They are under increasing pressure to show progress in tackling climate change and reducing harm to the environment. But countries have yet to agree on which environmental goals to prioritize, how companies should report environmental risk and how their activities should be regulated. “We want to see a framework that’s really providing clear targets, clear definitions to enable action to be taken. And helping to then build up a pipeline of nature-positive projects and investments,” said Tamsin Ballard, the climate and environment director at the Principles for Responsible Investment, a UN-backed network of investors.

Money has been flowing fast into clean energy businesses in recent years, as well as funds and projects labelled environmentally sustainable, indicating there is strong investor appetite for putting money toward environmental solutions.
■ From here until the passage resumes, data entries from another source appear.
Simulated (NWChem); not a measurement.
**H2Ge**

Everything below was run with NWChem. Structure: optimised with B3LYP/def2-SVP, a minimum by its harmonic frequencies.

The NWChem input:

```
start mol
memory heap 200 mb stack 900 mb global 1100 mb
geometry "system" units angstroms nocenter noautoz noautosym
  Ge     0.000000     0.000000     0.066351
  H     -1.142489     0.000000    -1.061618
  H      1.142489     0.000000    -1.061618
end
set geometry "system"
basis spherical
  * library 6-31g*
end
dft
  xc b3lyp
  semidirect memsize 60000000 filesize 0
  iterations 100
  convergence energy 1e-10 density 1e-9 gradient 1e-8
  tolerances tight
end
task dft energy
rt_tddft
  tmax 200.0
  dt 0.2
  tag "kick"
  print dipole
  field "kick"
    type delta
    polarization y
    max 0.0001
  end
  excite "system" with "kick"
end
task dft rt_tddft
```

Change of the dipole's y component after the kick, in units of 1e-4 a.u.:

But investments toward biodiversity-focused projects are far fewer and smaller in scale, even though half the world’s economy relies on resources and services tied to natural ecosystems, according to the UN Environment Programme. The agency has said some $384 billion will be needed each year for nature projects by 2025. “Nature needs to be thought of as an asset — and we invest in assets,” said Tony Goldner, executive director of the Taskforce on Nature-Related Financial Disclosures, which is working on a framework to manage and disclose risk exposures due to nature in the global economy. Actions such as improving soil quality, bolstering tree density or clearing water basins come with economic gains, Goldner said. “If we take that mindset to nature, it leads to the investment models that would allow us to invest in nature as infrastructure,” he said. Business leaders have responded to the 2015 Paris Agreement on climate change with pledges to limit companies’ climate-warming emissions through measures such as switching to renewable energy sources.